Pink spikes are threads waiting for the connection to be available.

By increasing the pool of HTTP connections, Bundler can download more gems in parallel. The speed gain with this change is even more dramatic during peak hours when RubyGems.org is under heavy load, or when you are geographically far from the CDN, where latency amplifies the cost of waiting on a single connection.

To benchmark this change, we opted to only measure download and extraction time (no compilation of native extensions) and built a local gem server where we can control latency at our will.

This is the result in a freshly generated Rails application when all gems are served with a 100ms latency.

Scenario: rails (164 gems)
                             Cold     +/-                        Warm     +/-
  ------------------------------------------------------------------------------
  5 HTTP connections       5.86s   0.10s  baseline             4.17s   0.02s  baseline
  1 HTTP connection       19.80s   0.02s  237.6% slower        4.16s   0.02s  0.3% faster

Hotspots and optimizations

We regularly profile Bundler with different Gemfiles and identify hotspots we might optimize. While no single optimization is dramatic, their collective impact has been significant.

One such optimization involves gem installation. A .gem file is a compressed tarball — and gzip has a built-in integrity check: if decompression succeeds, the content is guaranteed to be intact. Despite this, RubyGems was walking every entry in the tarball and reading all bytes upfront as an explicit corruption check, before proceeding with installation. This redundant verification step was thrown away entirely, since a successful decompression already provides the same guarantee.

A profile that shows the time spent verifyint the tarball's content
A profile that shows the time spent verifyint the tarball's content

9-17% of the time installing a gem is spent verifying the tarball’s content.

Another hotspot during installation is the check RubyGems performs to determine whether a gem includes a RubyGems plugin and, if so, whether its plugin file needs to be regenerated. The vast majority of gems don’t include a RubyGems plugin, yet every gem pays the cost of a Dir.glob with an expensive pattern just to handle the small minority that do.

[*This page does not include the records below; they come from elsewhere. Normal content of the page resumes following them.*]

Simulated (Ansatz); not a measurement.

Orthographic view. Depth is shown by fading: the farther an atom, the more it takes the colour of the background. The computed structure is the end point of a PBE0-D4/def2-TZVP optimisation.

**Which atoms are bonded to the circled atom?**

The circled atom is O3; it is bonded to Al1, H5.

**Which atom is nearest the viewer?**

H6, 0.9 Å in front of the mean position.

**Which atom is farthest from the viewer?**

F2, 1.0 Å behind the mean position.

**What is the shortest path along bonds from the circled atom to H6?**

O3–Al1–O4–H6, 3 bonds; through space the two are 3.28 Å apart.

It turns out that unconditionally regenerating the plugin file is faster than performing this upfront check.

A profile that shows shows how frequently Bundler is spending time checking whether checking whether regenerating a gem plugin is required
A profile that shows shows how frequently Bundler is spending time checking whether checking whether regenerating a gem plugin is required

Bundler checking whether regenerating a gem plugin is required

Parallel git clones

Many Rails applications depend on gems sourced directly from git repositories. This is particularly useful if a gem has upstream changes that aren’t yet released. Previously, Bundler would fetch each git repository sequentially, even though there’s no technical limitation on fetching them all at once.

Shopify’s Core Rails monolith includes 33 git gems. After introducing this change to parallelize git clone, we saw a 3x performance improvement for fetching git gems.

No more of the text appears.